Figure 4.4 (a, d) Chemical structures of the investigated complexes; (b) Photographs of luminescence of Pt‐PEG onto SPE under top‐bench UV lamp (365 nm) and cartoons showing the principle of its mechanocromism before and after grinding with a pestle; (c) ECL emission recorded during a cyclic voltammetry at scan rate 0.2 V/s in 0.1 M LiClO4, aqueous solution of Pt‐PEG physically transferred onto SPE before (blue trace) and after (red trace) mechanical stress using 10 mM Na2C2O4 as coreactant; (e) Cyclic voltammetry at scan rate 0.1 V/s in 0.1 M LiClO4 aqueous solution of 1 (blue trace) and 2 (green trace); (f) ECL intensity during a potential scan of 10−5 M aqueous solution of [Ru(bpy)3]2+ (red trace) and Pt‐PEG2 (blue trace) using 0.1 M LiClO4 as supporting electrolyte upon addition of 10 mM of Na2C2O4. Scan rate 0.05 V/s. GC working electrode, Ag/AgCl reference electrode, and Pt wire counter electrode.

Source: Reproduced from Ref. [28].

This contribution has allowed Ye and coworkers to develop an iriudium(III) complex with AI‐ECL properties[57].) Complex 3 in Figure 4.5a, namely [Ir(tpy)(bbbi)] where tpy is 2,2′ : 6′,2″‐terpyridine and bbbi is 1,3 bis(1H‐benzimidazol‐2‐yl)benzene, contains these two planar and aromatic ligands that can easily generate ππ interactions and that can form hydrogen bonds. Therefore, as for complexes 1 and 2 (Figure 4.4), the self‐assembly of complex 3 in an aqueous solution could form nanoaggregates of 120–160 nm, according to the ratio of water/DMSO (Figure 4.5b). PL was centered at 643 nm and the φPL increased according to the amount of water in the mixture with DMSO. The formation of aggregates was also elucidated by 1H NMR spectra. ECL emission arose cycling at +1.23 V vs Ag/AgCl using TPrA as coreactant. Since the oxidation potential of the latter was at +1.3 V vs Ag/AgCl, we hypothesized that the mechanism follows the “catalytic route” as described by Miao and Bard for metal complexes with lower oxidation potential (Figure 4.5) [29, 58].

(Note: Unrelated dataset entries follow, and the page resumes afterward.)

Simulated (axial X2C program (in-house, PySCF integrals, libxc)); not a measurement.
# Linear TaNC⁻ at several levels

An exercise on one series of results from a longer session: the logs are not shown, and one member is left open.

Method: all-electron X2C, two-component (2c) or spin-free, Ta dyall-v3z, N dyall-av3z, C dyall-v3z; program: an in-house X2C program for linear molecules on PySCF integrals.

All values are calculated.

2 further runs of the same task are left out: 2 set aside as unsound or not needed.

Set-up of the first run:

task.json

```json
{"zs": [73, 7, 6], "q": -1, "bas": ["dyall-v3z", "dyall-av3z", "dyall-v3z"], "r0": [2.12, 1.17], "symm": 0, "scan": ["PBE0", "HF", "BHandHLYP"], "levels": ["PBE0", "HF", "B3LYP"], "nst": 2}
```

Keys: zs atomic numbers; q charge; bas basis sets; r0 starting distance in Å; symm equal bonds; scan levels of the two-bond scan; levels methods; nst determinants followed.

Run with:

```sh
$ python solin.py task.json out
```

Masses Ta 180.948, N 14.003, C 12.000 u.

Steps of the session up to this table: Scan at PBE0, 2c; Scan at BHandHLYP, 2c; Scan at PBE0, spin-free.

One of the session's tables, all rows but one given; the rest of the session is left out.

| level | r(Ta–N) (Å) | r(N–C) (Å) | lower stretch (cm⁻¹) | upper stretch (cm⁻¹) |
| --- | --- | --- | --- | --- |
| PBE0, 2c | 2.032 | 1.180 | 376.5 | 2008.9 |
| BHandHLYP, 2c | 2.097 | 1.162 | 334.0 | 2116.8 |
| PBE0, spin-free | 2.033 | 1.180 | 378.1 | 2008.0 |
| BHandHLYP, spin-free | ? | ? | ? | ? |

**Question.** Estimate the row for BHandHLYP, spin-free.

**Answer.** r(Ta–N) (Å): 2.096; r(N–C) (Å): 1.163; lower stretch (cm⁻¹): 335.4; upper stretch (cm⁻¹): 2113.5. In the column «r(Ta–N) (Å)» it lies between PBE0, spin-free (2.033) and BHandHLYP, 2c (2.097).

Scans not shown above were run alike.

Figure 4.5 (a) Chemical structure of complex 3; (b)TEM analysis of nanoparticle size of complex 3 in a DMSO/H2O (10/90 v/v) mixture ; (c) Cyclic voltammogram (dark line) and ECL trace (blue line) of complex 1 (c = 200 μM) in a DMSO/H2O (20/80, v/v) mixture containing 1 mM TPrA, 100 mM NaCl, and 10 mM PBS (pH 7.4). Inset: CV curves of a blank solution (excluding 1 and TPA) and complex 1 in the absence of TPrA; (d) ECL intensity changes of complex 1 (c = 200 μM) upon variation of the H2O fraction of a DMSO/H2O mixture. The scan rate was 0.1 V/s.